Reader gator13 made a good point in the comments section of yesterday’s Rundown. “If the Cubs payroll was sitting at $190-$195 mil, then I think a more valid complaint by fans can be made.”
All that being said, there are moves to be made and I still don’t believe the Cubs are out on Harper. If his price comes down far enough, you’d have to think Theo Epstein would use the penny wise/pound foolish argument to sway his boss and I think he’d get the approval on that expenditure. I can’t count the Cubs out on Machado for the same reason. If, by many accounts, Machado’s highest offer has been $175 million, I’d think Epstein is at the very least paying close attention.
There are two things that I believe are driving the market (or lack thereof):
- The last two $150M+ million contracts in baseball belong to Jason Heyward and Chris Davis. Statistically speaking, those have been better values for the players than the teams with which they signed.
- Based on what are now archaic spending models, there is still nearly a billion dollars worth of talent available in free agency that may find its way to the end-of-season sales racks and there just isn’t that much payroll space available in major league baseball right now.
It will be interesting to see which players are still looking for a job when spring training begins. Remember, other than J.D. Martinez and Jake Arrieta, players that signed after the start of spring training last year had mediocre years for the most part. And Arrieta was barely worth the $25 million he earned last year.
For those of you who keep asking me if the Cubs will sign Harper since I seem to be one of the few who believe they will, I’ll state this for the last time and then let it rest until the free agent outfielder signs somewhere:
- I believe Harper met with Ricketts, Epstein, and Jed Hoyer.
- I believe Harper wants to sign with the Cubs but is torn on a decision that would require him leaving a lot of dollars on the table.
- I believe Ricketts has approved the expenditure to sign Harper on the Cubs’ terms.
- I believe the Cubs offer will not exceed the Nationals’ offer in total dollars.
- I believe the Cubs have seriously tried to move payroll to sign Harper, and have obviously failed.
You may now feel free to stop sending me DMs asking if I think the perfectly-coiffed right fielder will sign with the Cubs.
Cubs News & Notes
- Epstein may be indirectly impacting the 2020 presidential race. Elizabeth Warren is attempting to model a culture change within the Democratic Party similar to Epstein’s paradigm-changing efforts with the Cubs, as detailed in Tom Verducci’s post-World Series book, The Cubs Way.
- The Cubs re-signed relief pitcher Allen Webster yesterday. Not sure how many quarters are left in Theo’s piggy bank, but the team really needs at least one more bullpen addition that is actually injury-free and capable of getting major league hitters out.
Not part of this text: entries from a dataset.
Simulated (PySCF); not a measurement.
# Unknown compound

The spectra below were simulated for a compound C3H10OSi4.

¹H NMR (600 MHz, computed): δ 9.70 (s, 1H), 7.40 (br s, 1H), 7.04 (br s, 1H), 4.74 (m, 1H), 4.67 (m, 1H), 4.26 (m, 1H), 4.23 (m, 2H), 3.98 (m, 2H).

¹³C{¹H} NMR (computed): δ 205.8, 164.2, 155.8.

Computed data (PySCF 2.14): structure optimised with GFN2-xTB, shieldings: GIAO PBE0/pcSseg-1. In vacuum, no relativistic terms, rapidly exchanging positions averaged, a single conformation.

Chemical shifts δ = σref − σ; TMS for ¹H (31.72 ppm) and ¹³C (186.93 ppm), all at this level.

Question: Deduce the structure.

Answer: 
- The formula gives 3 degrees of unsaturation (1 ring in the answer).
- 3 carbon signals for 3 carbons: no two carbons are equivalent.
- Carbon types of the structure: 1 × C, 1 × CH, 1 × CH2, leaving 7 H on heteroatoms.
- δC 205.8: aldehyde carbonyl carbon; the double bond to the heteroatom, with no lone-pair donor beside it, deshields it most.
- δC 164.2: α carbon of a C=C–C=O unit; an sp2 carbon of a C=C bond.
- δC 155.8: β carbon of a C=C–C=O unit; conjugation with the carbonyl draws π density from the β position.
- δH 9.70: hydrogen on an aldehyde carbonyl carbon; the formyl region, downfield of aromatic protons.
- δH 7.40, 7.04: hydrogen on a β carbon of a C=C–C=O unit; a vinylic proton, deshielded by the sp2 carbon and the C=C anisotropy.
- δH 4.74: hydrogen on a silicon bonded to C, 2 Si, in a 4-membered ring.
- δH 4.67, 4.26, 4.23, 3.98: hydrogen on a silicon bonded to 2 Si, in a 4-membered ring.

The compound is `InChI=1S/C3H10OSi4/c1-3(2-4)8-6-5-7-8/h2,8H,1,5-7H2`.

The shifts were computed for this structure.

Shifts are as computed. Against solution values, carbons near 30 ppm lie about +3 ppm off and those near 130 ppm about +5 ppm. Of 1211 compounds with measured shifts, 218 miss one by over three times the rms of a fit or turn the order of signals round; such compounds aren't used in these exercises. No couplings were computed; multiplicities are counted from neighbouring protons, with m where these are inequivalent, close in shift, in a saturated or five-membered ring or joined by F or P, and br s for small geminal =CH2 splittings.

- I said it yesterday and Brendan Miller confirmed it with his expert analysis. Brad Brach is a sneaky good addition to the team’s bullpen.
- Former Cubs third baseman Mike Olt has signed with the Twins.
- Though Justin Wilson signed with the Mets last week, he believes teams would rather make money than win. “I think for the role that I pitch in, late in the game and high-leverage situations, there are only certain teams that are willing to spend money to compete,” said Wilson.
- If you find it tough to stomach what Wilson said after his season and a half of barely league-average pitching in those, ahem, high-leverage situations, I think you’ll find this quote from Nationals’ closer Sean Doolittle more palatable: “I don’t get why fans are yelling these things at players while clubs use tax dollars to fund a stadium only to put a losing team in it and rely on league revenues for profit. What happened to the integrity of the game? Trying to win every year?”
when it’s 3 weeks from spring training and there are still over 100 unsigned free agents including some of the biggest names in our sport https://t.co/5zN6bbkgqi
— Obi-Sean Kenobi Doolittle (@whatwouldDOOdo) January 26, 2019
Reigning NL MVP Christian Yelich is anxious to get the season started. “Life has changed a little bit, but I’m taking it all in stride and learning along the way,” Yelich said. “I’m just really excited to getting back to playing baseball and picking up where we left off as a team and seeing if we can make that next step.”
Ken Rosenthal of The Athletic reports that catcher Jarrod Saltalamacchia has retired from baseball. Rosenthal posted Saltalamacchia’s statement on Facebook. So happy I don’t have to spell the catcher’s last name any longer.
The Reds have Marlins catcher J.T. Realmuto in their sights and are said to be serious pursuers.
White Sox shortstop Tim Anderson would love to play with Machado, even if it means surrendering starts to the prized free agent.
Former Dodgers GM Ned Colletti thinks the idea that Los Angeles needs to sign Machado is absurd.
Dodgers manager Dave Roberts all but confirmed speculation that the Dodgers do not intend to sign Harper on MLB Network Radio on Monday, and called the A.J. Pollock signing a “big win.”
MLB The Show, the popular baseball video game, sent out a vague tweet featuring Harper, who’s on the cover of this year’s edition of the game, teasing some kind of announcement and instructing the masses to “get hyped.”
You'll want to keep an eye on this account tomorrow… just saying.
Get hyped: https://t.co/MeSPqa1pm2 pic.twitter.com/TIBlOBgif0
— MLB The Show (@MLBTheShow) January 28, 2019
MLB has announced a partnership with the Jackie Robinson Foundation (JRF) to create a year-long schedule of events aimed at honoring Jackie’s legacy in baseball and throughout society. Everything begins Thursday, which would have been Robinson’s 100th birthday, and will include Play Ball events tied to Robinson’s baseball journey, a traveling museum exhibit, efforts from all 30 MLB teams plus fund-raising and awareness efforts throughout the year.
This Weeks New Spins
- Slow Turning by John Hiatt – Back in 1988 this was my go-to cassette for late night cruising on Lake Shore Drive in my 1983 Grand Prix. Picked it up for a buck and I love dropping the needle on this LP in the comfort of my living room just as much.
- In Through the Out Door by Led Zeppelin – I found an unplayed copy of this incredibly underrated long player by Zeppelin, and I’m conflicted as to whether I should break the seal and give it a few spins. Help a brother out here.
- Abandoned Luncheonette by Hall & Oates – If you were born in the mid-to-late 1970’s, you probably owe a great deal of gratitude to Hall & Oates. I’l leave it at that.
Tuesday Walk Up Song
Skinny Love by Bon Iver. The Walk Up theme for February will be hauntingly beautiful songs. This is an example. I met Justin Vernon at a sushi joint in Tulsa, my favorite underrated music city in the country by the way, a few years back. I think I was the only one in the restaurant who identified him, so he asked me to join him for some vegan sushi. Such a cool afternoon.